Hacker Newsnew | past | comments | ask | show | jobs | submitlogin
TMSU is a tool for tagging your files (tmsu.org)
209 points by subleq on Dec 12, 2014 | hide | past | favorite | 64 comments


I remember looking at this a few years ago. My main reason for not using it was the time it would have taken to tag all my files.

Basically, if you have so many files that it's worth tagging them, you need to spend a lot of time tagging, and if you have so few that it's reasonable to tag them all, you don't need this system. If you have a manageable number but expect tagging to be useful in the near future, then this might be useful.

I'd be interested in hearing from people who have found a use for TMSU.

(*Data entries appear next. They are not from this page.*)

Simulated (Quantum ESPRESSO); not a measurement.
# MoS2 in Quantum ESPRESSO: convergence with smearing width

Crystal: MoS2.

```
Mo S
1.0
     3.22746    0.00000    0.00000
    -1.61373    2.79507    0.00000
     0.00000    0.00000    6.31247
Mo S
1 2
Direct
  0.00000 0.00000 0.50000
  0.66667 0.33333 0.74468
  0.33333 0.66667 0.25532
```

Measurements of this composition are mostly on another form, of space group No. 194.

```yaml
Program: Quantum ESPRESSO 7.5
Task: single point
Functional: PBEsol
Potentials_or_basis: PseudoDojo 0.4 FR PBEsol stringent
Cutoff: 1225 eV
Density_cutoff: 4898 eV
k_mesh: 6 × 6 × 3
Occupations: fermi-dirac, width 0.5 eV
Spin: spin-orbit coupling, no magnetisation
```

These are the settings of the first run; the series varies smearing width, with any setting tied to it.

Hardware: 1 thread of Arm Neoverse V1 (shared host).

Throwaway, but I've used it to organize downloaded porn. Downloaded videos tend to have terrible filenames, but reasonable titles or tags on the website. I have some scripts to scan through the filenames and automatically apply tags, but for the most part it still goes unused. It's a fun idea though.


A number of years ago my media filenames were getting out of hand and after a drive crash I decided to start naming all media files manually with a basic structure. It worked quite well and I've kept to the same basic idea for a number of years, with more than 10k files named this this way when initially saving the file.

It follows a fairly loose mental structure: Broad Category - [Sub-category -] [Series Title -] Name/Media Title (Creator, Source, Short Description/Tags)

Which usually looks something like:

* Keyboards - Keycaps - Warmaster (martinyeah, geekhack.org) - 2.jpg

* Paintings - Market In Cairo (Leopold Carl Müller, Middle Eastern desert).jpg

* Themes - Android - Themer (mycolorscreen.com) - Wrong Way (Victor Burgoa).png

* Trailers - Godzilla (2013) - Comic-Con Teaser.mp4

* Typefaces - Lettering - Gospel Waffle Sunday syrup logo time-lapse (Lauri Johnston).mp4

The basic idea has been to organize the filenames by broad to narrower info from left-to-right, which helps with quick filtering/searching and allows many categories of files to be kept in large single directories while being readable. By adding the creator and site where needed it also allows me to trace the source. Not a perfect naming system but it only takes a little longer to save while adding considerable value long-term.


I have a library of a lot of ebooks about a lot of subjects, I order them by folders, but is very common to have interesections on the topics they cover. I could tag all them with the folder name, and then manually tag the subtopics each book covers.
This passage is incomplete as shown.